Leafs goaltender Vesa Toskala knows there will be nights this season when his workload will require some serious heavy lifting, but it could be worse.
He could be looking out at the Leafs of 2007-08.
"I don't think there can be more mistakes than we made last year," Toskala said yesterday after a spirited 90-minute practice at Lakeshore Lions Arena in advance of tomorrow's season opener in Detroit.
"I think it's going to be a lot better. Now we have players here who want to really improve. I think that's important and I don't feel we had that last year."
Toskala wasn't alone in that view, obviously, as the Leafs that open the season against the Stanley Cup champs will have at least 10 new faces in the lineup. After the off- season housecleaning and a busy training camp, at least 10 of them will be under the age of 25.
The team continued that process yesterday by putting defenceman Staffan Kronwall and forward Boyd Devereaux on waivers while keeping forward John Mitchell, forward/defenceman Ian White and defenceman Jonas Frogren.

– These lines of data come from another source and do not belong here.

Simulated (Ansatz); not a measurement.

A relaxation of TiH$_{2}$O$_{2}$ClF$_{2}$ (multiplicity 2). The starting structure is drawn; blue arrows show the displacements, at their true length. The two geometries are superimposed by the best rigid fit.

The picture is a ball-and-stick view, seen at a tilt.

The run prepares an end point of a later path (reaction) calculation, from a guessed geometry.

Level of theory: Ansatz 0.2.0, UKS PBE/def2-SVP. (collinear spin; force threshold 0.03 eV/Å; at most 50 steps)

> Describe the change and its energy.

When Toskala starts tomorrow, he expects a team in front of him that will work hard and unlike last year be committed to improvement.
"We have a fast team, obviously much younger than last year," said Toskala, who last year lost the No. 1 job to Andrew Raycroft for a short spell. "It's going to take some time, but I really feel we are going in the right direction and I think that we are going to be much better than people give us credit for."
With such turnover, the Leafs could be confused by some as an expansion team. But coach Ron Wilson says with youth on his side, that label would be a mistake.
"An expansion team is rarely young, they're usually old like last year's (Leafs)," Wilson said. "That was an expansion team in a real sense. With expansion teams, you don't get quality young players to work with and I think I have that here."
Wilson re-iterated yesterday that he won't stick with players in key situations just because of their age and/or experience. Instead, he will look big picture and stick with the process.
"If I don't play young guys in tough situations, they aren't going to improve," Wilson said. "If I rely on veterans who have maybe not got it done in the past just because they are veterans, you are overlooking the development part.
"I've been in this situation three or four times as a coach, where it looks bleak and you just focus on the little details and things turn around in a hurry."
Wilson's track record with such teams was a big reason for his hire, a trait general manager Cliff Fletcher can relate to from his own career heyday in Alberta.
"Ron has coached an expansion team before and he has coached young teams and seen them develop," Fletcher said. "I've been in that process in Calgary. Back in the '80s, we looked 180 miles up the road and saw this juggernaut, the greatest hockey team in the history of the NHL, probably. But we caught them and eventually we won a Stanley Cup.
"Going by that model, that's what our goal is here."